SOURCE: "They're Human Too," in Washington Post Book Week, Vol. 1, December 8, 1963, p. 20.

[In the following excerpt from a review of the anthology Nelson Algren's Own Book of Lonesome Monsters, Frankel discusses Algren's introduction to the work and the one story he contributed, "The House of the Hundred Grassfires."]

In his introduction to this anthology of 15 stories [Nelson Algren's Own Book of Lonesome Monsters], Nelson Algren refers to the 1959 murder of a 3½-year-old Philadelphia girl. Her father wrote a letter to the citizenry which concluded with the statement: "Let no feeling of vengeance influence us. Let us rather help him who did so human a thing." Algren uses this murder and other references to evolve the point he wishes to make: "The stories that follow have the common hope that every man, no matter how lonesome nor what a monster, is deserving of understanding by us other lonesome monsters."

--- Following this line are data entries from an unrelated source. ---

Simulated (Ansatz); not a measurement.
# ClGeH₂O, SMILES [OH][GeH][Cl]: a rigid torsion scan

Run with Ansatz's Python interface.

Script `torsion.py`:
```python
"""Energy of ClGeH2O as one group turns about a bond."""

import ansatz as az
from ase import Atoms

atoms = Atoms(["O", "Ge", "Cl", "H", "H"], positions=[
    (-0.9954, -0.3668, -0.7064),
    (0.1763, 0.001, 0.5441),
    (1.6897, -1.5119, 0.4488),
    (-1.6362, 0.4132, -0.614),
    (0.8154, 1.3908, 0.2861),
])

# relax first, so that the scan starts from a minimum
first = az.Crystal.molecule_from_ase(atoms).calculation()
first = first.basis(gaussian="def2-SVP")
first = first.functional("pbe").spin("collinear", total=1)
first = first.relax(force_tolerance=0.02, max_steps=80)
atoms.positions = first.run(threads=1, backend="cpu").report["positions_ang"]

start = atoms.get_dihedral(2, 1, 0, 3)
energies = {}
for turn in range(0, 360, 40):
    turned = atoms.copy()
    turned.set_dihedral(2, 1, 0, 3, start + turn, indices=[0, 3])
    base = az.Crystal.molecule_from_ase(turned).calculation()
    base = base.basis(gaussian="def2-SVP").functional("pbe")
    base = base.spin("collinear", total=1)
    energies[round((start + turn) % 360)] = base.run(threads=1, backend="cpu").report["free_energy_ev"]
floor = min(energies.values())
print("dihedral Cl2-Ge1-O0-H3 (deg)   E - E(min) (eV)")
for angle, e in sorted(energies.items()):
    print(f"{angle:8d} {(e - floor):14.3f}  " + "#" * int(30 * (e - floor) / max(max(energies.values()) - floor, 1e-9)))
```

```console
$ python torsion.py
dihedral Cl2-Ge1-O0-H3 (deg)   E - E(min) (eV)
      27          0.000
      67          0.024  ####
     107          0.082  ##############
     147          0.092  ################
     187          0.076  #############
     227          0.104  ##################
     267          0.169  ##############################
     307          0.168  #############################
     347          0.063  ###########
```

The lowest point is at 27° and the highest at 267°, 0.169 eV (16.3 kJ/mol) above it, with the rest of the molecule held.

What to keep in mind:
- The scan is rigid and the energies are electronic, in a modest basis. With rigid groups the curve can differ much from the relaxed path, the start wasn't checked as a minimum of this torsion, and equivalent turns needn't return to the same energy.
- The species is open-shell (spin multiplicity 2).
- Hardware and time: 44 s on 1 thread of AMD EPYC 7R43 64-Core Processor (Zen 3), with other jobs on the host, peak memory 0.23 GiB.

The plight of the lonesome monster has long engaged Mr. Algren's interest and sympathies. "The House of the Hundred Grassfires," a section of A Walk on the Wild Side and the editor-author's only contribution to the anthology aside from his introduction, is a case in point. His story of one night in the business life of a brothel offers more lonesome monsters a page than the other 14 stories combined. There are the girls and the madam, of course, a priest who is both defrocked and deranged, a nasty 6-year-old and a masochistic naval lieutenant who seeks to recreate the pleasure of the whippings he received as a child from his mammy. That Mr. Algren can create sympathy even as he builds revulsion is a reminder of his impressive talents.